Why Is Agile the Way to Go for Digital Transformation Projects?

If you are planning to start or are already launching a Digital Transformation project within your organization, there are ways to manage this venture that can make a big difference on its outcome.

The main variable to choosing the right project approach is the answer to this question: Do you know everything (100%) that can be done to make your organization more productive, efficient, customer oriented, etc?

The answer is no.

You don’t know everything, because no one can know everything that Digital Transformation can bring to an organization. The possibilities are simply too vast.

This simple question and its answer point us in one direction when it comes to managing such a project: Agile.

Why Agile? Because You Learn as You Implement

Digital Transformation can affect almost every aspect of an organization’s operation:

  • Any information gathering and storing process.
  • Any information or documentation creation process.
  • Any information sharing process across teams, departments or systems.
  • Any part of the customer, partner or employee experience.
  • Etc. Etc. Etc.

 

The realm of possibilities being so great, it is almost impossible to plan everything ahead of time and get the optimal outcome. Invariably, as your organization works on its Digital Transformation, new things will be learned and new ideas will come up that may very well be better than the initial set of ideas that was planned:

  • “Instead of focusing on process A, we should really focus on process B; the impact will be much greater.”
  • “Wait, you can do that?! Oh, we need this right now for process C.”
  • “You can integrate this with that?! Wow! We waste hours and hours on this and that every week. We need this integration.”
  • Etc. Etc. Etc.

 

Using Agile methodology, instead of Waterfall, your project will be shaped by:

  • Communication throughout the project.
  • Requirements gathering in logical, continuous sequence.
  • User tests at regular stages of the project.
  • And using all of the above, your will learn and increase your knowledge of the possibilities, thereby improving your decision making at every step.

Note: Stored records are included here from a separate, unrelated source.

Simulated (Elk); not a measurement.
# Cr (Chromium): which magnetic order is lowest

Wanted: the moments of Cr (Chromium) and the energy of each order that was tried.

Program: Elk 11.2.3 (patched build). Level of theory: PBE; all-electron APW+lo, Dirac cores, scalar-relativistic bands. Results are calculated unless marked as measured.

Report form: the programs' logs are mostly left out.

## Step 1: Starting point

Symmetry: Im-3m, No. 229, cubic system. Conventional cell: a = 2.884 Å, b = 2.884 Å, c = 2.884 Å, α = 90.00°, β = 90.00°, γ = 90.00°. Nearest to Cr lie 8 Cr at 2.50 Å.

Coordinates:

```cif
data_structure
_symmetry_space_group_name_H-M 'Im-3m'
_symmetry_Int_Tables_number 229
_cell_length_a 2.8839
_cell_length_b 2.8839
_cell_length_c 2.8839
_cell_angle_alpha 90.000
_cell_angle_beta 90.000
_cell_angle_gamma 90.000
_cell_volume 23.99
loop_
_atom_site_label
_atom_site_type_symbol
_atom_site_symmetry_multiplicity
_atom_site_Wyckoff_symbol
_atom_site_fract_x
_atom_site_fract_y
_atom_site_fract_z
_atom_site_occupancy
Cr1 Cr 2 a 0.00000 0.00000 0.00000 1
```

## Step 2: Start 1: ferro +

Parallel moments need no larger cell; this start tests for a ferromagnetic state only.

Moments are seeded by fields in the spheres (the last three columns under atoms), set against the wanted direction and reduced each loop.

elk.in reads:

This process will enable you, your teams, and your organization to:

  • Implement new ideas quickly.
  • Learn as quickly from each implementation.
  • Do user acceptance testing throughout the project, thereby validating every sprint or milestone, and reducing project risk.

 

From what is learned along the way:

  1. Tweaks to the initial implementation can be done.
  2. Prioritization of deliverables can change.
  3. New items can be added to the scope.
  4. Etc. Etc. Etc.

 

Avoid Waterfall… It Simply Won’t Go as Planned

By contrast, if a project’s scope and details are set in stone from the very beginning— the moment in time where your knowledge of the possibilities is the smallest— your project will be shaped by:

  • Communication mostly at the beginning of the project as stakeholders try to foresee everything when they know the least.
  • Requirements gathering that is front-loaded, with decisions made with very limited purview.
  • User tests done in bulk at the end when it is too late to correct course.
  • And because of all of the above, a large part of the learning and knowledge increase comes at the end with the user tests. Unfortunately, all that knowledge cannot be put to good use, because all the important decisions were already made.

 

Because of this, you may very well miss the mark on:

  • Achieving goals that are smaller than what Agile would’ve yielded.
  • Achieving goals that are no longer your organization’s goals (considering the speed at which businesses move).
  • Missing the initial goals, as the knowledge used to set scope and details was incomplete and lacked understanding or vision.

 

These are all very likely when using Waterfall methodology in Digital Transformation.

 

Maximize the Information You Have at Each Point of Decision

Using Agile enables you to make increasingly enlightened decisions as you incrementally implement your Digital Transformation.

 

Start with the most obvious, easiest to implement, easiest to modify and less risky elements of your project. By doing so, you will learn more about future possibilities at each step of the process. This will enable you to readjust, tweak, re-prioritize, and improve the remaining elements of your project.

 

The graph below shows Agile and Waterfall compared, as it pertains to the increase of knowledge during implementation work.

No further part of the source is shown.